I had heard about the road but didn’t heed the cautions. The bumper stickers we saw before we even started should have been warning enough. The bumper stickers proclaimed, “I survived Beartooth pass.”
Five children, Mom, Dad and enough luggage for a week of camping were stuffed into the little vehicle. It was a long climb with hair pin turns, a narrow mountain road with sheer cliffs. As we continued to climb in our little red mini-van, I quieted the excited children, tightened my seat belt, and gripped the arm rest until my knuckles were bone white.

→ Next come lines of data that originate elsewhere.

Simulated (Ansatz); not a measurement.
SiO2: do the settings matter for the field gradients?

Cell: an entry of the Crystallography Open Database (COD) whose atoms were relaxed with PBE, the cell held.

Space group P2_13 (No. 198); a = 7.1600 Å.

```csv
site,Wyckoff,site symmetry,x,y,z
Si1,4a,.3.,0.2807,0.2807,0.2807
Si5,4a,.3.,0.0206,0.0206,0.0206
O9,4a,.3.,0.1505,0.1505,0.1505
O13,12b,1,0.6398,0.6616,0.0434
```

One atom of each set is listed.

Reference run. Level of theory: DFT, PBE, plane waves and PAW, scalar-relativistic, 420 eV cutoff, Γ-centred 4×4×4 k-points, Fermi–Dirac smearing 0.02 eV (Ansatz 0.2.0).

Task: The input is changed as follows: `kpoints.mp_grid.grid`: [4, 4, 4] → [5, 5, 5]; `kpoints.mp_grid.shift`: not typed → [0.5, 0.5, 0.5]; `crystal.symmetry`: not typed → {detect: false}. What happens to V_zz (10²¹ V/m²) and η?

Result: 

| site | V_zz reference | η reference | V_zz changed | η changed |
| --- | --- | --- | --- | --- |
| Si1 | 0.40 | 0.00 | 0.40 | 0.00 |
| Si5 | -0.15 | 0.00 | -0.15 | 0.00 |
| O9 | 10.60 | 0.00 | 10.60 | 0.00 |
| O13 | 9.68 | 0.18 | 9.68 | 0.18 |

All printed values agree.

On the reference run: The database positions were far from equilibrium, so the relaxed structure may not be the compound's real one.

Looking down upon the road we’d just traveled, the tiny vehicles just beginning the climb looked like matchbox cars. We were only half way. I saw the expressions–intent concentration, fear, and smelled the brakes of those we drove past as they came down the narrow curves. I began to fret over the descent that was inevitable. Would our brakes hold up? Would our heavy load be too much for our little four cylinder vehicle? That’s not our transmission I smell, is it?
There was no turning back. We were committed by now, so we followed the trail of exhaust fumes and burning brakes as others cautiously wound up through the thinning air above the timberline.
Just as we reached the top, the road disappeared behind a bend. We reached the high point – the elevation was over 10,000 ft. I was sure this was it! Straight down! That awesome ascent would turn into a dreadful, plunging descent.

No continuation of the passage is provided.